Discl:Not Invested at this time

Mailed management a week ago seeking information for utilization of surplus cash in balance sheet.
No response till date. No reply even after asking management on telephone to look into the subject. :confused:

Disc: Invested 3% of PF at below 100 levels a month ago but planning to exit now due to lack of clarity for growth drivers in future.

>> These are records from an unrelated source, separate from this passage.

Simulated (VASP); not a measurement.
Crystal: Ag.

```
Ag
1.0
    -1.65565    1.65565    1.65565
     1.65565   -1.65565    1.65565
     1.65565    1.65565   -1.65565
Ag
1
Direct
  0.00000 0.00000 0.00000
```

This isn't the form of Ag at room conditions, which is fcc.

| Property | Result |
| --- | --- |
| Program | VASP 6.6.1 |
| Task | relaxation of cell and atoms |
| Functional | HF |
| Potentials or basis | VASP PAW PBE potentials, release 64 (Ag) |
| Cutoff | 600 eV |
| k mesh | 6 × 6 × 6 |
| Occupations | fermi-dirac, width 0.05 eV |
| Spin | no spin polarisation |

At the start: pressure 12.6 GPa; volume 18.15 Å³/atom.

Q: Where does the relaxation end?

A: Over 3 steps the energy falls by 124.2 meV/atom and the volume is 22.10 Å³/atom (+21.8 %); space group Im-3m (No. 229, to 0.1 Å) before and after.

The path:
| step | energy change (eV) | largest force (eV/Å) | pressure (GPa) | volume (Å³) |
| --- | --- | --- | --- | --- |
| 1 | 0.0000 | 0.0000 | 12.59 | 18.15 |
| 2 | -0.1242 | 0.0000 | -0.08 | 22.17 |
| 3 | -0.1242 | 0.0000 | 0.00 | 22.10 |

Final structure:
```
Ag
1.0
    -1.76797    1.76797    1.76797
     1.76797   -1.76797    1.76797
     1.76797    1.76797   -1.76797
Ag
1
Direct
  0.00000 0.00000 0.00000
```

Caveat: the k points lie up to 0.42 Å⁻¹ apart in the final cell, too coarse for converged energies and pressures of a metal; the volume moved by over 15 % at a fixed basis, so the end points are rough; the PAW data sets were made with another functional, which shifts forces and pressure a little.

Was wondering if still some folks are tracking this shared? It came to the screener list with the below query

Return on invested capital > 25% and
Earnings yield > 15% and
Book value > 0 AND
Average return on equity 10Years > 15% AND
Return on equity > 15% and
Market Capitalization > 15 and
Price to Earning > 5 and
Promoter holding > 50% AND
Debt to equity < 0.5

So I was curious to find out what the company does. When I opened the 2015 AR, the below statement from management looks to be so complacent.

  1. Threats and Concerns
    Your Company is committed to manufacture and deliver
    quality products strictly as per requirement of the
    customer and have the system to continuously get the
    feedback from customers and endeavour to bring
    continuous improvement in process performance and
    product quality. The Company also meets international
    quality standards and product specifications as
    required by foreign buyers. All repeat orders are being
    placed by the customers in domestic as well as export
    markets. With established production base of almost
    25 years we are in a position to maintain production
    and supply of quality products smoothly. The Company
    has benefit of lower cost of production, its long standing
    and can match the prices suitably as per pricing policy
    as and when required.
    For the above reasons, no major threat is overseen
    and your Company is confident to face any threat from
    competitors. The Company is also maintaining liquidity
    to meet any unforeseen exigencies.

The stock price have become more than 6 to 7 times in last two years since this thread was initiated.
The company looks to be fitting so many of the parameters of investment. How to take a call for investing in these kind of companies? Bit curious and if some seasoned member can slice and dice this, it would be helpful.